Let’s back up and get more of that verse. In full, it reads, “A person who sins because he is called upon to testify as a witness because he saw something or he knew something, if he does not testify, he will bear his guilt.”
A person had to testify in a civil case if called upon by Beis Din; in a capital case, a person had to come forward even if not summoned. The basis of this mitzvah is to maintain a just society. We have to right financial injustices and, even more so, remove dangerous criminals from our midst.
While one could not serve as a judge on the case of a friend or an enemy (from fear of bias), all who have information are called upon to testify, regardless of their relationships with the litigants. Once given, testimony could not be retracted.
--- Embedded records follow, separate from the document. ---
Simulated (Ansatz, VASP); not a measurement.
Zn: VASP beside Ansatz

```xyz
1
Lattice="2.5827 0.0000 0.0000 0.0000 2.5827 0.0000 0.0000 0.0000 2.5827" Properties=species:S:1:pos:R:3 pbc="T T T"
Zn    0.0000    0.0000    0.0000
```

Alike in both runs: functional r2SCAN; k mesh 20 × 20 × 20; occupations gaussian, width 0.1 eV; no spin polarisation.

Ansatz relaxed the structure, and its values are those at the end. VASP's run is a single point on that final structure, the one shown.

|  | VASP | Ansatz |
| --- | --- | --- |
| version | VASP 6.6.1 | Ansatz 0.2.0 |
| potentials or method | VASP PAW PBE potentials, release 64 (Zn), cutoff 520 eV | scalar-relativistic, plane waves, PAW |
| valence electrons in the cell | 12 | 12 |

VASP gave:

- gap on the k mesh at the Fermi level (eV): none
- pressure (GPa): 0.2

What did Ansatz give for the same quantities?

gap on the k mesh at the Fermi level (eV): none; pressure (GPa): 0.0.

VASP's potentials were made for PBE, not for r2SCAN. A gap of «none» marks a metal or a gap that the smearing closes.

Okay, the elephant in the room: only men serve as witnesses in halacha. This is not, however, because women are untrustworthy. Every man relies upon his wife when it comes to the kashrus of the kitchen and in matters of family purity (which carries a penalty of kareis if violated). Clearly, we rely upon a woman’s word and her expertise in such important matters. If we didn’t, no man could eat in his own home! There are others who don’t give testimony, as described in the Talmud (Kiddushin 40b, Sanhedrin 26b, et al.). The Kohein Gadol (High Priest) only testified to the king; the king of Israel didn’t testify at all! There are those who speculate that women are excluded because their natures are more compassionate than men’s, but let’s chalk this up to the fact that some mitzvos apply to some people and not to others.
This mitzvah applies to men in all times and places. It is discussed in Talmud in the second chapter of tractate of Sanhedrin, and elsewhere. It is codified in the Mishneh Torah in the first chapter of Hilchos Eidus. It is #178 of the 248 positive mitzvos in the Rambam’s Sefer HaMitzvos. The Chofetz Chaim does not include this mitzvah in his Sefer HaMitzvos HaKatzar.